It is not easy to exhaust the tale of mischief which the tenets of Hell and Purgatory ar still working; but from one side only does the topic concern my present argument; viz., the question raised in Section xiv., What is the Moral Tendency (on* a broad national scale) of believing in a Future Life of Retribution for Saints and Sinners? The practical result is very weak from the tenet of Heaven;-except that under religious persecution it may animate martyrs and keep them faithful to their convictions. But from the tenet of Hell, which always tends to be the more powerful influence, while religious credulity is unimpaired, great exasperation of malignant sentiment arises; nay, it gravely darkens the believer's view of the Divine character. A clear proof is found in a very popular argument against capital punishment; viz., that "it hurries a sinner away to the "dread Tribunal, giving him no time to repent." The multitude pity the sinner in spite of his sin and crime, but count that God will be less merciful and considerate than they ar! When the Hell is believed to be actually Eternal, the case is worse and worse; but no "Purgatory" is ever thought to be less than a day's roasting alive.

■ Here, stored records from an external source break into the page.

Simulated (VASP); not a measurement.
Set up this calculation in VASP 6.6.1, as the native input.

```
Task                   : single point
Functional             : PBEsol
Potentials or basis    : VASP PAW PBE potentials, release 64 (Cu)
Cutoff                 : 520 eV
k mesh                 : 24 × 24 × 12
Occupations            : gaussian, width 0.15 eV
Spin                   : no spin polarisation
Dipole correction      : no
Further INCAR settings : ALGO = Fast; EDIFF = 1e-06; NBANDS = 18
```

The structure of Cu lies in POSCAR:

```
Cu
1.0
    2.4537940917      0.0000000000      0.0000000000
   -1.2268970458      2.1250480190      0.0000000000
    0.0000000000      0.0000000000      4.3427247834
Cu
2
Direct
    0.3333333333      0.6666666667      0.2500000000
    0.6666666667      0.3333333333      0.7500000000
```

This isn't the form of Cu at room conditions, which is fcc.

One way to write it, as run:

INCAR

* My Unitarian critics cannot justly forbid the inquiry on a broad scale. Of course my argument is addressed, not to them, but to the "Judges and Magistrates," &c.

SECTION XIX.

IMPROVED MODERN CREED.

AMIABLE modern Christians more and more refuse to retain with Spurgeon and the Salvationists the doctrin of Hell. Paul never teaches it, and seems in Romans xi. and 1 Cor. xv. to propound Final Universal Salvation. So in 1 Timothy iv. 10, "God is the Saviour of all men, especially of those that believe." But when these amiable reasoners glorify their private creed, which the General Church has never accepted, the thought presses, that we hav no experience how it will work if generally adopted. Hitherto among Protestants, eminently in Wesleyans and Salvationists, zeal for "conversion," has chiefly turned on saving souls from Hell; to which the word Salvation is banefully confined.

We must hope that when no longer stimulated to practical zeal by the frightful theory that impenitent Vice damns people to Eternal Hell, they will not undervalue the noble result of converting sinners for the sake of this world, even though they believe the sinful "doomed to be saved" in the next world.

But when preachers do not rest the belief of a blessed future for us all on a miraculous revelation, yet (very often indeed) the tenet is quietly assumed by them as scarcely needing proof and encumbered by no difficulties. In Indian Brahmos this perhaps may be ascribed to Eastern heredity, which naturally imbibes ancient metaphysics and psychology. But in our "Free Christian " Churches, which disclaim authority as any basis of belief, whose laity also ar well aware that miracles tampering with physical law for moral objects justly call for intense jealousy and suspicion, it is to me wonderful

that the preachers account elaborate* argument for Life after Death superfluous.-I write under correction, if I am wrong as to fact. That the belief makes one comfortable and "ennobles mankind," seems (as far as I can learn) to most of them a sufficient proof.

SECTION XX.

FUTURE OF THE WICKED.

In the heart of every savage is engraven the motto, that "the Violent must expect like Violence;" and as Prometheus in Eschylus expresses it, "That foe should "suffer from foe, is no-wise unseemly." Incipient philosophy then sets up an Axiom, "The evil-doer "deserves to suffer evil," and the doctrin of "Life for "life, eye for eye, tooth for tooth," easily gains currency. If the kinsfolk of a murdered man, alledging special extenuation, accept pecuniary compensation and condone the murder, ere long the public and the law-giver take fright, lest mild treatment encourage crime: the Judge is forbidden to pity an offender, and "Retribution without "Mercy" is enacted.

Religious thought next transfers the law of the Human to an imagined Divine Tribunal. Retribution for crime, if it be not inflicted in the present world, is thought nevertheless inevitable. When public curse follows into

* I accept from a Unitarian minister the explanation, that I do not know of such sermons because they ar not always printed. He adds the information that the Rev. George Dawson avowed his belief in Immortality to vary with his mood. The Rev. Charles Voysey writes to me that our belief largely depends on our power of vehement love to an individual.